Despite making his professional gaming debut way back in 1981’s arcade classic Donkey Kong, there are still quite a few things that people don’t know about everyone’s favorite high-flying, mustachioed plumber.
We’ve done a seriously deep dive into Super Mario Bros history to bring you some information that, honestly, probably would have gotten our butts shoved into a locker back in high school. Fortunately, this is a safe space, and if you somehow already knew all ten of these deep-cut Nintendo nuggets, you definitely hold a special place in my nerdy little heart.
1. Super Mario Bros. had a cheat for infinite lives
Early video games were notorious for being difficult. Battled your way to that final boss only to lose your last life before finishing him off? Start over from the beginning, pal. You’re further than you’ve ever gotten but your mom says it’s time for dinner? No save files here, buckaroo.
Super Mario Bros. was no different… or wasn’t it? Most folks think it’s back to ol’ World 1-1 when your lives drain down to zero, but what they don’t realize is that by holding the A button and hitting Start, you can start back at the beginning of the World in which they died. What?!
It’s true. It says so right in the Official Nintendo Player’s Guide. Seven-year-old me is furious.

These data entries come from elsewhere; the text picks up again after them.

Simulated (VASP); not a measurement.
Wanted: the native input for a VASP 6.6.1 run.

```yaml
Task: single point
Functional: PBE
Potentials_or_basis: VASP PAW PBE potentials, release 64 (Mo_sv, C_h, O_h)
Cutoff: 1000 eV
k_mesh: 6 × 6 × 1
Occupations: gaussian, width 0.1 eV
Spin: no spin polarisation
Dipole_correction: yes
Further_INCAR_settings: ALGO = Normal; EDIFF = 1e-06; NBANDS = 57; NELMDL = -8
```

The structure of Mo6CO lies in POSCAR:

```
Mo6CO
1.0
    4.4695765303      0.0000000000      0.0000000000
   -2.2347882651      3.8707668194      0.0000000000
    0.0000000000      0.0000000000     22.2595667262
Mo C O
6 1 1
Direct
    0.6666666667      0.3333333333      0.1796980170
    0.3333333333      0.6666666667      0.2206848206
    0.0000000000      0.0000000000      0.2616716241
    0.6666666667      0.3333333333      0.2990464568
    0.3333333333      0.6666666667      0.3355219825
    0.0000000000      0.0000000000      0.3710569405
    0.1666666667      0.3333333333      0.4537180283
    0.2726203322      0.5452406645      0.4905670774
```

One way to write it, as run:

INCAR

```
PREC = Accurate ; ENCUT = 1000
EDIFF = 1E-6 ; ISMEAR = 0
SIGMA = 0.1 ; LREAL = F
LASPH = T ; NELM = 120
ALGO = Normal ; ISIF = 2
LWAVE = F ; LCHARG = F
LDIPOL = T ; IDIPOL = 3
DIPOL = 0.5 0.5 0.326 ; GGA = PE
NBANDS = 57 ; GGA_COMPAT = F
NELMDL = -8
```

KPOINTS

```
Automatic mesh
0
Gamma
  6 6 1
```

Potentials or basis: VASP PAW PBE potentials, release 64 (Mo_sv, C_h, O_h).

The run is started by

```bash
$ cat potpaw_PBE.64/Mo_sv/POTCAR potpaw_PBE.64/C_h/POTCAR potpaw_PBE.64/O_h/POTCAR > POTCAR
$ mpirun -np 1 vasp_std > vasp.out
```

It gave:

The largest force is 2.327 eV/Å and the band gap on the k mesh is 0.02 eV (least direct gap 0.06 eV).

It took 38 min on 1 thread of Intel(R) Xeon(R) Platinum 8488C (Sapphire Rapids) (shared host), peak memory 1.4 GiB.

2. “Yoshi” isn’t Yoshi’s Full Name
Just because Yoshi gets roped in as a tool for Mario’s bidding immediately following being hatched from an egg (as a fully-grown, shoe-wearing adult, I might add), doesn’t mean we shouldn’t give him the courtesy of acknowledging him by his full name.
Rediscovered by Blake Harris back in 2014 via an internal character guide, the bipedal green dino’s actual name is “T. Yoshisaur Munchakoopas.” No word yet regarding what the ‘T’ stands for yet—Tyrannosaurus? Transportation? Tanner?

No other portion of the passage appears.